Shareholder Buyout: Battle of the Valuation Experts
In a recent New York buyout case — Sergio Magarik v. Kraus USA, Inc. — the sole issue before the court was the fair value of the petitioner’s interest in the respondent corporation. The outcome turned on the credibility of opposing valuation experts and the soundness of their methods.
Case Facts
The case involved a privately held corporation and internet-based seller of imported plumbing fixtures that was formed in 2007. The petitioner was a minority shareholder who held 24% of the company’s shares. The company enjoyed rapid growth. Though its sales grew from $21 million in 2012 to $36 million by 2015, the company was saddled with negative cash flow and significant debt.
On September 21, 2015, the minority shareholder petitioned for dissolution of the corporation and sought damages from the other owners on grounds of shareholder oppression. The respondent shareholders elected to exercise their statutory right to buy the petitioner’s interest for fair value. As a result, all other claims and counterclaims were dropped, and the sole issue for the court was the fair value of the petitioner’s interest.
Valuation Approaches
Both experts used a combination of the income and market approaches to value the company. The petitioner’s expert valued the company at $21.9 million under the discounted cash flow (DCF) method (income approach) and $38.8 million under the guideline public company method (market approach). He averaged the two to arrive at a value of roughly $30 million.

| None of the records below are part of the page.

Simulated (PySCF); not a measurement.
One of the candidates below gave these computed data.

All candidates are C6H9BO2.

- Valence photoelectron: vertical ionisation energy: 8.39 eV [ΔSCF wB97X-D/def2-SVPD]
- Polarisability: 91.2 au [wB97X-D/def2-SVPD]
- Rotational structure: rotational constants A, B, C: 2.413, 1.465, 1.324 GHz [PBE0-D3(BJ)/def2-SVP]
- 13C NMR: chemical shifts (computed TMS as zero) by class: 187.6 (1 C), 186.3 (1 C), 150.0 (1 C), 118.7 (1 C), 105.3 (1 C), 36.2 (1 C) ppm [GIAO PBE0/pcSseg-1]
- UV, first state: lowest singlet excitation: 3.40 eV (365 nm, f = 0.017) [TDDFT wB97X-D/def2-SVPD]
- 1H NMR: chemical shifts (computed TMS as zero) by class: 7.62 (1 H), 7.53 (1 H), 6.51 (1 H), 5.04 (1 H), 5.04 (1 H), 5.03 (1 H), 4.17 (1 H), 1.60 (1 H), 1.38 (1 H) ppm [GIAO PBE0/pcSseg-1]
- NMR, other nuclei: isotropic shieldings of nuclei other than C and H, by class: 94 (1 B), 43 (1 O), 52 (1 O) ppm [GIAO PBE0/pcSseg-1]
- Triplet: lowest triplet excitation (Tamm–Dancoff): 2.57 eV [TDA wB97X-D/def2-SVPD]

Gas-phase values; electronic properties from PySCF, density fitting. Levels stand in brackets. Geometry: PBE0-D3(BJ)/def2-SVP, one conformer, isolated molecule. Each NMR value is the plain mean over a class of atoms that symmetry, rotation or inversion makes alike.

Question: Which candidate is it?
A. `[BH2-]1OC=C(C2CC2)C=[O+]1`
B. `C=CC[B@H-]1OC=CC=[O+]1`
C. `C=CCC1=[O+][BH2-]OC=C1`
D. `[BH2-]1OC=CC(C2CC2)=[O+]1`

The respondents’ expert computed preliminary values under the income approach using the capitalization of earnings method ($6.16 million) and DCF method ($6.1 million and $5.9 million). His market approach valuation, based on the “merged and acquired company method,” produced values ranging from $5.26 million to $6.1 million. Assigning greater weight to the income approach, the expert valued the company at $6.05 million.
Court Ruling
In its post-trial decision, the court highlighted several flaws in the methods used by the petitioner’s expert:
- His income projections were unrealistic. He relied heavily on projected earnings prepared by the company’s controller in connection with a loan application. These projections were “ambitious, and, in fact, were overstated.” The company never realized these projections.
- His valuation failed to sufficiently account for the competitive nature of the company’s internet business and its lack of cash flow.
- The valuation overestimated the value of the company’s brand, which the company didn’t even own.
- His application of the market approach relied on “incorrect comparables” that were publicly traded and not reasonably comparable to the subject company in terms of size, ownership, or marketability.
The court concluded that the vast disparity between the income and market valuations underscored “mistaken premises and assumptions.” In contrast, the court explained that the methodology used by the respondents’ expert provided “a realistic assessment” of the company’s fair value.
The court applied a discount for lack of marketability of 5%, rather than the 25% discount suggested by the respondents’ expert. As a result, the court concluded that the fair value of the petitioner’s interest was $1,379,400 (24% × $6.05 million, less a 5% discount for lack of marketability).
Court Faced with Monumental Valuation Challenge
In William Richard Kruse v. Synapse Wireless, Inc., the sole issue was the fair value of a dissenting shareholder’s interest in the company before its 2016 merger. The Delaware Chancery Court attempted to arrive at a reasonable valuation, even though it was provided with unreliable estimates from both sides.
The experts’ cases reached “monumentally different” conclusions: The dissenting shareholder’s expert opined that the company was worth $4.1876 per share at the time of the 2016 merger. The company’s expert provided a range of values from $0.06 to $0.11 per share.
Both experts relied on these three valuation techniques:
- Prior purchases of the company’s stock,
- Comparable transactions, and
- Discounted cash flow (DCF) models.
The court rejected the experts’ market-based analyses. It determined that previous prices didn’t result from a competitive sales process and their comparable transactions analyses had significant flaws.
The court also criticized management’s projections, which both experts relied on in their DCF analyses. It found that these analyses were “difficult to reconcile with [the company’s] operative reality.”
The court noted that, in a typical litigation context, absent reliable evidence, a fact finder might conclude that neither party is entitled to a verdict. However, that’s not an option in statutory appraisal cases.
Under these circumstances, a court is free to wholly or partially adopt the more credible valuation. In this case, the court accepted the DCF valuation prepared by the company’s expert, with minor adjustments. It explained that the expert “credibly made the best of less than perfect data to reach a proportionately reliable conclusion.” Based on this approach, the court set the fair value at $0.228 per share.
Valuable Lesson
In this case, the court’s fair value calculation was only one-fifth of the amount sought by the petitioner. This case illustrates the profound impact of a credible valuation based on sound assumptions and methods.